PDFStract - Unified PDF Extraction & Conversion CLI + Web UI with 10+ extraction libraries

Project description

PDFStract CLI - Command-Line Interface Guide

PDFStract now includes a powerful command-line interface for PDF extraction and conversion with support for batch processing, multi-library comparison, and production automation.

Installation
Performance & Startup Time
Quick Start
Commands
Batch Processing
Real-World Examples
Integration Examples
Performance Tips
Troubleshooting

Installation

From PyPI (Recommended)

pip install pdfstract

From Source

git clone https://github.com/aksarav/pdfstract.git
cd pdfstract
pip install -e .
# or
uv sync

Verify Installation

pdfstract --help

⚡ Performance & Startup Time

Understanding CLI Startup

PDFStract CLI uses lazy loading to keep startup times fast:

Command	Startup Time	Why
`pdfstract --help`	< 1s ⚡	Only loads Click framework, no libraries
`pdfstract convert --help`	< 1s ⚡	No library checking, just shows usage
`pdfstract libs`	8-10s	Checks all 8 libraries (one-time)
`pdfstract convert file.pdf -l X`	3-8s	Loads only library X, not others
`pdfstract batch ./docs -l X`	3-8s	Loads only library X for bulk processing

Why Is First Use Slow?

The 3-8s delay on first conversion is NOT a PDFStract issue - it's because the PDF libraries themselves are heavy:

torch (~2-3s) - Machine learning framework
paddleocr/marker/docling (~3-5s) - Load ML models on first use
Python imports (~1-2s) - Module loading overhead

This is a one-time cost per Python session. After first use, conversions run faster because libraries stay loaded.

How to Keep CLI Fast

Help commands are instant:

pdfstract --help              # Instant
pdfstract convert --help      # Instant
pdfstract batch --help        # Instant

Use fast libraries for quick conversions:

pdfstract convert file.pdf --library pymupdf4llm   # Fastest (~3s)
pdfstract convert file.pdf --library markitdown    # Fast (~4s)
pdfstract convert file.pdf --library marker        # Quality but slower (~8s)

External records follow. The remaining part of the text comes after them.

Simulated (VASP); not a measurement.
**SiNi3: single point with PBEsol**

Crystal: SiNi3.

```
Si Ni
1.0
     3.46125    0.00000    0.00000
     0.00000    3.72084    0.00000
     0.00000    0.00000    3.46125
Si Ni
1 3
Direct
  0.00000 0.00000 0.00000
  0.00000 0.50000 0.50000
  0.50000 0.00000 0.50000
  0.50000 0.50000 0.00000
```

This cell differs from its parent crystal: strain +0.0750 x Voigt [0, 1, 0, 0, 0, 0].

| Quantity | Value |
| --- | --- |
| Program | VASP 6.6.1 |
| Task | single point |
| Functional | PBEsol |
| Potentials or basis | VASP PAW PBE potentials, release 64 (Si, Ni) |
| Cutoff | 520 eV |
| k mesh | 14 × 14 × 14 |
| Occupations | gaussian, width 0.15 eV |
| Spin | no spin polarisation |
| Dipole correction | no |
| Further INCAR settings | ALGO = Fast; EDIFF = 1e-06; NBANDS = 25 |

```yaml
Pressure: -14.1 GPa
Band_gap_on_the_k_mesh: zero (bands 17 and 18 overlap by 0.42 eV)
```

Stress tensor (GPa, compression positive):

Batch processing amortizes startup cost:

# First file: 8s (includes startup)
# Files 2-100: ~1-2s each (library already loaded)
pdfstract batch ./docs --library unstructured --parallel 4

For production scripts, keep process alive:

# Bad: Multiple 8s startups
for file in *.pdf; do pdfstract convert "$file" -l unstructured; done

# Better: Single 8s startup, then fast conversions
python -c "
from services.cli_factory import CLILazyFactory
factory = CLILazyFactory()
for file in glob('*.pdf'):
    factory.convert('unstructured', file)
"

Quick Start

1. List Available Libraries

pdfstract libs

Output shows which PDF extraction libraries are installed:

✓ Available: unstructured, marker, pymupdf4llm, docling, ...
✗ Unavailable: (with error reasons)

2. Convert a Single PDF

# Convert to markdown (default)
pdfstract convert document.pdf --library unstructured

# Save to file
pdfstract convert document.pdf --library unstructured --output result.md

# Different formats
pdfstract convert document.pdf --library marker --format json --output result.json
pdfstract convert document.pdf --library pymupdf4llm --format text

3. Test Multiple Libraries

pdfstract compare sample.pdf \
  -l unstructured \
  -l marker \
  -l pymupdf4llm \
  --format markdown \
  --output ./comparison_results

Results in:

comparison_results/
├─ unstructured_result.md
├─ marker_result.md
├─ pymupdf4llm_result.md
└─ comparison_summary.json

Commands

`pdfstract libs`

List all available PDF extraction libraries and their status.

pdfstract libs

Output:

Shows 10+ libraries (PyMuPDF4LLM, MarkItDown, Marker, Docling, etc.)
Displays availability status (✓ Available / ✗ Unavailable)
Shows error messages for unavailable libraries

`pdfstract convert`

Convert a single PDF file with a specified library.

pdfstract convert INPUT_FILE [OPTIONS]

Options:

-l, --library TEXT (required) - Extraction library to use
-f, --format [markdown|json|text] - Output format (default: markdown)
-o, --output PATH - Output file path (optional, prints to stdout if not specified)

Examples:

# Print to terminal
pdfstract convert sample.pdf --library unstructured

# Save to file
pdfstract convert sample.pdf --library marker --output result.md

# JSON format
pdfstract convert sample.pdf --library docling --format json --output result.json

`pdfstract compare`

Compare multiple extraction libraries on a single PDF to find the best one.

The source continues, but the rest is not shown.